Tuesday, April 17, 2007

Surviving Nerdhood

A recent interview with Sylvia Rimm (author of See Jane Win) in Education News covers a variety of fascinating topics related to gifted education, and can be found here. For this blog, I thought I'd write about the last question, which broaches the topic I find most fascinating: Nerdhood.

Yes, nerdhood. According to Rimm, surving "nerdhood" as an adolescent can do great things for you later in life. It "builds independence and selectivity about friendships," she says. "As former governor of New Jersey Christine Whitman pointed out, her separateness in adolescence gave her the strength to be strong in politics when at the end of the day, you may indeed feel very alone. There are many successful adults who viewed themselves as nerds in adolescence. ... Parents and teachers can reassure these kids that having a few good friends is more important than the popularity that is so admired in middle and high schools. "

As a recovering nerd myself, I find this reassuring indeed. It is true that being well-liked by people who were born within 6 months of you and live within 3 miles of you has little bearing on the kinds of skills you'll need to make your way in the wider world. And some realizations you gain from social isolation can be a big positive. Making a living as a writer, for instance, involves a lot of rejection. I don't take it personally. Likewise, I threw myself a book launch party for Grindhopping last week, and I was amazed by the number of acquaintances who bothered to stop by. Since my self-perception doesn't depend on the number of people who show up at my parties, I could simply enjoy the serendipity of who showed up, and not worry about who didn't. You avoid a lot of mental angst that way.
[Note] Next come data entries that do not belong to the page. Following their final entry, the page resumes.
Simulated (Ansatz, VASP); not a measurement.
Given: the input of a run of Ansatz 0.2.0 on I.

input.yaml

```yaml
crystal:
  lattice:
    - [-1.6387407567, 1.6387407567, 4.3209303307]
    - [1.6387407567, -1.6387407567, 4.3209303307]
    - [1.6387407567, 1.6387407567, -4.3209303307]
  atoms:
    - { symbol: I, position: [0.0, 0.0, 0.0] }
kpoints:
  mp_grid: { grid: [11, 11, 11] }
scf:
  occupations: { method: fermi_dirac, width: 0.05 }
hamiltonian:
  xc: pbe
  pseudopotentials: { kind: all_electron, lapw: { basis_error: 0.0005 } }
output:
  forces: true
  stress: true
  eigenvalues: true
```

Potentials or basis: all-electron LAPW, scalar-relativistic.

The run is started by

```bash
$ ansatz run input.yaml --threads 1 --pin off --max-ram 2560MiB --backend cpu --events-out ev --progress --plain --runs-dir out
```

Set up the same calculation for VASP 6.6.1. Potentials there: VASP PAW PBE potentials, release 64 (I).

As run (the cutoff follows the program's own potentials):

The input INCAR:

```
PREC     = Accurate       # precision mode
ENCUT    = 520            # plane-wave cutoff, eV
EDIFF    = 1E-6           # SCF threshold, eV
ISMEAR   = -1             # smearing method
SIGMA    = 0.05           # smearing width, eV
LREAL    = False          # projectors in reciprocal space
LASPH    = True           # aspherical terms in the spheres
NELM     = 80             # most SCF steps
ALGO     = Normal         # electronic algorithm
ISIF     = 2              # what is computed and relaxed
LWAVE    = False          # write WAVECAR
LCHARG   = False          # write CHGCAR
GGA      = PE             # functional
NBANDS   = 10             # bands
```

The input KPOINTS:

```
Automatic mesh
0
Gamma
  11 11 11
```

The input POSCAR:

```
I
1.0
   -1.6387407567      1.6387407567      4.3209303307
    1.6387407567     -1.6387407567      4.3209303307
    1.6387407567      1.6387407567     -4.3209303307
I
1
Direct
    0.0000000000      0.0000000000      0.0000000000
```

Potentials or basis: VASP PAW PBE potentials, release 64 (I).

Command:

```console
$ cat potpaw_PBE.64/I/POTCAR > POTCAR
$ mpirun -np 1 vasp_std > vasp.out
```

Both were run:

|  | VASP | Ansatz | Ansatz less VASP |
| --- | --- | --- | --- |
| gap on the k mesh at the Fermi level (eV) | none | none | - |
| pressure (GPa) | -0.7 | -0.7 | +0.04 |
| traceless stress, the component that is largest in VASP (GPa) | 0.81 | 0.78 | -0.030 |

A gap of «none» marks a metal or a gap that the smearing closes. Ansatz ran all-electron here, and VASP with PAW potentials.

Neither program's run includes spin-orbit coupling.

I recall Mavis Leno (wife of Jay) saying in a magazine interview once that she could be happy her whole life simply knowing she'd never have to live through middle school again. If middle school was rough for beautiful, brilliant Mavis, that says a lot about the institution. But even so, while having a rough time in adolescence is certainly not something parents should hope for with their children (the Columbine anniversary lurks around the corner... and who knows what demons inspired yesterday's shooting at Virginia Tech) viewing it as a character building experience is better than viewing it as a trauma. And parents can help by pointing out that in the long run, it's better to be smart and ambitious than to be adored by people who will never do a blessed thing in their lives.